Exploratory data analysis(EDA) is a broad topic. It is very hard to cover this in one article. Exploratory data analysis can be done for learning about the data and the relationship between the different features of a dataset. Or it can be done to learn about the features to choose the important features and prepare the dataset so that a statistical model can be fit in it. Whatever the reason is, it is important to learn about the features and the relationship amongst the features. In this article, I will focus on exploratory data analysis(EDA) for data modeling. Though we are not going to do prediction here. We will just focus on the EDA part.
Dataset
I am using the Boston dataset that is already there in the scikit-learn library. It contains information about the housing price in Boston. First, import the necessary packages and the dataset.
import numpy as np
import pandas as pd
import matplotlib.pyplot as plt
import seaborn as sns
%matplotlib inline
from sklearn.datasets import load_boston
boston_data = load_boston()
For information, the Boston dataset is organized into two parts. One is the data part which contains features and the other one contains the price of the houses. We are going to include the prices in the same dataset as the features.
df = pd.DataFrame(data=boston_data.data, columns=boston_data.feature_names)df["prices"] = boston_data.target
Find out how many features and how many observations are there:
df.shape#Output:
(506, 14)
The shape of the dataset says, there are 14 features and 506 observations in the dataset. Now, List all the columns or features in the dataset:
df.columns#Output:
Index(['CRIM', 'ZN', 'INDUS', 'CHAS', 'NOX', 'RM', 'AGE', 'DIS', 'RAD', 'TAX', 'PTRATIO', 'B', 'LSTAT', 'prices'], dtype='object')
The name of the features may look obscure. Here is the explanation of the features:
CRIM: Per capita crime rate by town
ZN: Proportion of residential land zoned for lots over 25,000 sq. ft
INDUS: Proportion of non-retail business acres per town
CHAS: Charles River dummy variable (= 1 if tract bounds river; 0 otherwise)

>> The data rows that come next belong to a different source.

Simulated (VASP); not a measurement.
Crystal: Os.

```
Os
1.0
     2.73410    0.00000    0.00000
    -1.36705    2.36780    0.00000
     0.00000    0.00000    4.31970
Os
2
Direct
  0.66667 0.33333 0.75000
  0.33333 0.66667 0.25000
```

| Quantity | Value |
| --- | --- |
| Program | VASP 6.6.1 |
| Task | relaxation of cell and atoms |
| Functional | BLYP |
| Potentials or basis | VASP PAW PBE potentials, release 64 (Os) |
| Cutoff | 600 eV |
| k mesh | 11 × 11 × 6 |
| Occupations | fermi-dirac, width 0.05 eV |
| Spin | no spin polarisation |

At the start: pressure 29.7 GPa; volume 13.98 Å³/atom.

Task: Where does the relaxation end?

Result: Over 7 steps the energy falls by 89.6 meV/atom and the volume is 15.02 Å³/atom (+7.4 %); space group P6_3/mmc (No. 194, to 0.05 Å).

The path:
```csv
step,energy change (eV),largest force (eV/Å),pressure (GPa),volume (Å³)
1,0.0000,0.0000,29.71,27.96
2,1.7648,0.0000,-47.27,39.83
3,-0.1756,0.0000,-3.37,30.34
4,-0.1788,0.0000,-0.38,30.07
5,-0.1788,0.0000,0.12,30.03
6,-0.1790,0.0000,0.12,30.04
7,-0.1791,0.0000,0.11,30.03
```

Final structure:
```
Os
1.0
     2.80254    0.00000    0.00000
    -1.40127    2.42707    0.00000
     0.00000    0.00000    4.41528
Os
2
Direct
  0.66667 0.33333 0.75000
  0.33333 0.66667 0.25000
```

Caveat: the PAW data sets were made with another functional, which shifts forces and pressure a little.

NOX: Nitric oxide concentration in parts per 10 million
RM: Average number of rooms
AGE: Proportion of owner-occupied units built before 1940
DIS: Weighted distances to five Boston employment centers
RAD: Index of accessibility to radial highways
TAX: Property tax rate per $10,000
PTRATIO: Student-teacher ratio by town
B: 1000(Bk — 0.63)2, where Bk is the proportion of people of African American descent by town
LSTAT: Percentage of the lower status of the population
prices: The prices of homes in $1000s
Now, we know about the dataset more clearly. Before going into any data exploration, it is important to check for the missing data:
df.isnull().sum()
Fortunately, there is no missing value in this dataset. So, we can move to further analysis.
Dependent and independent variables
In this dataset, we need to figure out the dependent variable and the independent variables. If you notice in the dataset, people might be interested to predict the housing prices based on the other features. Because they do not want to pay higher prices than fair market value. Just by the experience, we can expect that housing prices may differ based on the other features in the dataset. So, in this dataset, the housing prices are the dependent variable.
Choosing independent variables or predictor variables can be tricky. It primarily depends on the variable’s relationship with the dependent variable. We can start with the instinct and then test it. My instinct says the predictor variables for this dataset can be RM, CRIM, DIS, Age, and PTRATIO. If we think of the details:
RM (average number of rooms) will affect the square footage and affect the price of the houses. The relationship with housing is expected to be positive. That means if the number of rooms is more the price is also more.
The crime rate(CRIM) may also affect the price. If the crime rate is higher, probably the housing price is lower. The weighted distances to five Boston employment centers (DIS) also may have a negative correlation with housing prices. PTRATIO (student-teacher ratio) may also have a negative correlation with the housing price because children’s education should be important to the parents. Now, check if our instinct is right.
Exploratory Analysis
Start with the distribution of the target variable or dependent variable:
sns.set(rc={'figure.figsize': (12, 8)})
sns.distplot(df["prices"], bins=25)
plt.show()
As shown in the picture above, the distribution of the prices is nearly normal. There are some outliers in the upper quantiles.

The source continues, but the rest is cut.